By Valorie Hart and Alberto Paz
Excerpts from Gotta Tango. Copyright (c) 2007-2013. All Rights Reserved
Did you know that in Buenos Aires there is an official definition of what constitutes a “milonga?” You’d need to meet specific criteria to obtain a permit to operate a milonga. By definition, a milonga is a place where the dance of tango and its codes of conduct are taught and practiced.
In a milonga, the dance floor is clearly demarcated from and surrounded by the area occupied by tables and chairs where the public remain seated, except when they step onto the dance floor to dance.
The structure of this type of dance requires sufficient space for its execution as well as the additional space for the circulation around, which is also preordained by this dance. That determines its capacity. The number of tables and chairs needed to accommodate everyone in attendance and the need for circulation corridors for the waiters to take care of servicing the tables result in an especially low density of participants in relation to other popular dance venues, where agglomeration is the norm.

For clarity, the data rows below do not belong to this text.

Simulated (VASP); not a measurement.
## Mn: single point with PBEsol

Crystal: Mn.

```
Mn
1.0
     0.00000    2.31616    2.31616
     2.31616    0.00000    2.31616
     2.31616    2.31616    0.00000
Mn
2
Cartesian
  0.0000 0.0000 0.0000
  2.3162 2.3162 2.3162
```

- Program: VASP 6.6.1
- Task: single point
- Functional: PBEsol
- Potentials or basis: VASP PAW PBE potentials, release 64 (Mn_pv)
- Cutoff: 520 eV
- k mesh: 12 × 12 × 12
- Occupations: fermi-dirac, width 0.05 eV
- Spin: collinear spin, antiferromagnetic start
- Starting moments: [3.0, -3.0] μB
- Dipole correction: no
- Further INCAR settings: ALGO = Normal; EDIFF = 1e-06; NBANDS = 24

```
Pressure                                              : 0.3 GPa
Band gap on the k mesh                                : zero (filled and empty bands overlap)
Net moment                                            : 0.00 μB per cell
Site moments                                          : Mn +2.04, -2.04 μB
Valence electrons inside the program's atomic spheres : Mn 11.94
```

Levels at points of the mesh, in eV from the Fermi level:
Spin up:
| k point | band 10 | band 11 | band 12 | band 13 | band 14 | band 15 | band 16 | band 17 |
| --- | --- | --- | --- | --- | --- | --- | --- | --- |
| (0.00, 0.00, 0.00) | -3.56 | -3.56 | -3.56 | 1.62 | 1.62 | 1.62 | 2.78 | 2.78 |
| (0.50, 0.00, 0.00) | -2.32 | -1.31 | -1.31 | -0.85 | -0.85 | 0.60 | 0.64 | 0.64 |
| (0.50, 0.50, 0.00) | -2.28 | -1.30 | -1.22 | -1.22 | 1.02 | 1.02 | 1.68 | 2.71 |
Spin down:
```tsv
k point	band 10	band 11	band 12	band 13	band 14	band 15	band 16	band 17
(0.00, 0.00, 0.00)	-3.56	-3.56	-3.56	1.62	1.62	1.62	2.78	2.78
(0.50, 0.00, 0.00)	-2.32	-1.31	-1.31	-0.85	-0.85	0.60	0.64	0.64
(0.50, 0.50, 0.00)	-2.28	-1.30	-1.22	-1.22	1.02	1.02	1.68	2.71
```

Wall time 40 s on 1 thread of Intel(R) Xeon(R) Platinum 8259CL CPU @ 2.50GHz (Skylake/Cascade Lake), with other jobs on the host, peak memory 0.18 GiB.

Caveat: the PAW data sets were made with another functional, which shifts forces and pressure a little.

The public is mainly adult, with a certain level of education. They are local habitues and foreigners who come to practice or to perfect the knowledge of the dance.
The atmosphere is familiar, similar to a social club, where the majority of people know each other. There are particularly demanding codes of conduct and courtesy, which are as important as the knowledge of the dance itself.
The lighting, unlike in typical dance halls, must be relatively high to allow all the participants to get a good look at all the premises.
The music must have a low decibel level in order to avoid affecting the auditory capacity of the public engaged in normal conversations at the tables. (Normal is considered approximately 75 decibels; 130 decibels is the level at a disco, which is barely bearable for less than 15 minutes without causing a reduction in the level of hearing.)
The dance is done exclusively in pairs.
The presence of live music does not modify any of these parameters. The patrons remain seated at the tables or dance on the floor with conduct identical to that acceptable for recorded music. In other instances, when a singer performs or professional dancers give a dance exhibition, the duration does not exceed the length of a tanda and the patrons remain seated, without crowding any areas or exceeding capacity of a space.
All these conditions (lighting, sound level, characteristics of the music, quality of the dance, codes of courtesy, and age of the patrons) contribute to an atmosphere of intimacy at the milonga that is conducive to calm and friendly behavior, diametrically opposed to what is characteristic of other places of dance.
Most important, they contribute to create something unique to any other social dance. It is called the dynamics of the “milonga.”
Now, we don’t live in Buenos Aires, we live in New Orleans, and let me digress by saying thanks God. So our promise to you is that we’ll work hard to recreate the dynamics of a “milonga” every Thursday night at the Planet Tango milonga.
The Concept of the Tanda and the Dynamics of a Milonga
The TANDA (TAN-duh), or La tanda is a tango Spanish word that defines a set or group of songs of similar rhythm, generally by the same orchestra, and preferable from the same time period.
The tanda originated in the early days of radio programming when music was played from 33⅓ rpm microgroove vinyl phonograph records introduced in 1948. It made sense to play a few songs in a row from the same album without interruption. That became known as a tanda musical (musical tanda). The concept was also applied to commercials played in a row without interruption. They became known as tandas comerciales (commercial tandas).
The musicalizadores (music men spinning the music) at dance halls and clubs soon found it very practical to play a block of music or tanda from each LP. After a tanda, they would play a sort of musical curtain (cortina musical) or separator that allowed them to change the LP for the next tanda. This necessary routine served an unintended purpose as well. The cortina reminded dancers to clear the floor for a short interval to allow the ladies to be accompanied back to their seats, to allow the waiters to take orders and serve food and beverages to the tables, and to allow for a rest room visit.
The structure or dynamics of the milonga allowed men and women in between songs of a tanda, the opportunity to know each other, share a conversation, and perhaps arrange for furtive dates at a later day, because the social mores of the time didn’t allow women to freely socialize or consort with men at public places. It had something to do with virtue and good name. A shared ‘tanda’ afforded a dancing couple fifteen minutes of total intimacy in front of everyone.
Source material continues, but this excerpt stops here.